Regex 101

Paweł Przeniczny (@przprz)

Regular expressions are:

patterns (e.g. like `kopytko`, `\w+` or `[^qwe](\d\w+)\s{3}`)

used to match character combinations...

...in strings (like in "look for `Mary` in Mary had a little lamb...")

RegExps are implemented in most programming languages

Ruby (RegExp class, https://ruby-doc.org/core-2.7.1/Regexp.html)

    foo = "faczynski ma malego kiutka"
    foo =~ /iutka/

Java

    String str = "some string";
    if (str.matches("^string")) { ... }

JavaScript

    '^some'.test("some string")
    '^some'.exec("some string")

RegExp are commonly implemented in most programming languages

Python

    import re
    re.search('^some', "some string")

Rust

    use regex::Regex;
    Regex::new("^some").unwrap().is_match("some string")

Example in Ruby

ruby-doc.org/core-2.7.1/Regexp.html

Excerpt from the docs:

/hay/ =~ 'haystack'   #=> 0
/y/.match('haystack') #=> #<MatchData "y">

If a string contains the pattern it is said to match. A literal string matches itself.

Here 'haystack' does not contain the pattern 'needle', so it doesn't match:

/needle/.match('haystack') #=> nil

Here 'haystack' contains the pattern 'hay', so it matches:

/hay/.match('haystack')    #=> #<MatchData "hay">

What they can be used for?

validation (e.g. check if a user input is well-formed or meets the defined criteria)
parsing (e.g. to catch all URL parameters, capture text, etc.)
data scraping (like in web scraping, find all pages that contain a certain set of keywords)
string replacement (e.g. when coding - to rename a method or a variable)
other transformations (e.g. to translate one form of text, like application output, to another)

Syntax: character classes

. matches any character

\d matches a single character that is a digit

\w matches a word character (alphanumeric character plus underscore)

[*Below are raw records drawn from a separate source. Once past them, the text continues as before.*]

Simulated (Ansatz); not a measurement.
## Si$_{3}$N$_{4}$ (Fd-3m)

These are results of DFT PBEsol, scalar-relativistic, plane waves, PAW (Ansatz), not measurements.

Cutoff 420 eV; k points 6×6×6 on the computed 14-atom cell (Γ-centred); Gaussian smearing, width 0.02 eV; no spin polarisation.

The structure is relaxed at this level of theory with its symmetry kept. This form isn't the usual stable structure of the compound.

\s matches a whitespace character (includes tabs and line breaks)

Negations:

\D is the negation of \d
\W is the negation of \w
\S is the negation of \s

Syntax: quantifiers (`*`, `+`, `?` and `{}`)

abc* matches a string that has ab followed by zero or more c's

abc+ matches a string that has ab followed by one or more c's

abc? matches a string that has ab followed by zero or one c's

abc{2} matches a string that has ab followed by 2 c's

abc{2,} matches a string that has ab followed by 2 or more c's

abc{2,5} matches a string that has ab followed by 2 up to 5 c's

a(bc)* matches a string that has a followed by zero or more copies of the sequence bc

a(bc){2,5} matches a string that has a followed by 2 up to 5 copies of the sequence bc

Syntax: anchors (`^` and `$`)

^The matches any string that starts with The

end$ matches a string that ends with end

^The end$ exact string match (starts and ends with The end)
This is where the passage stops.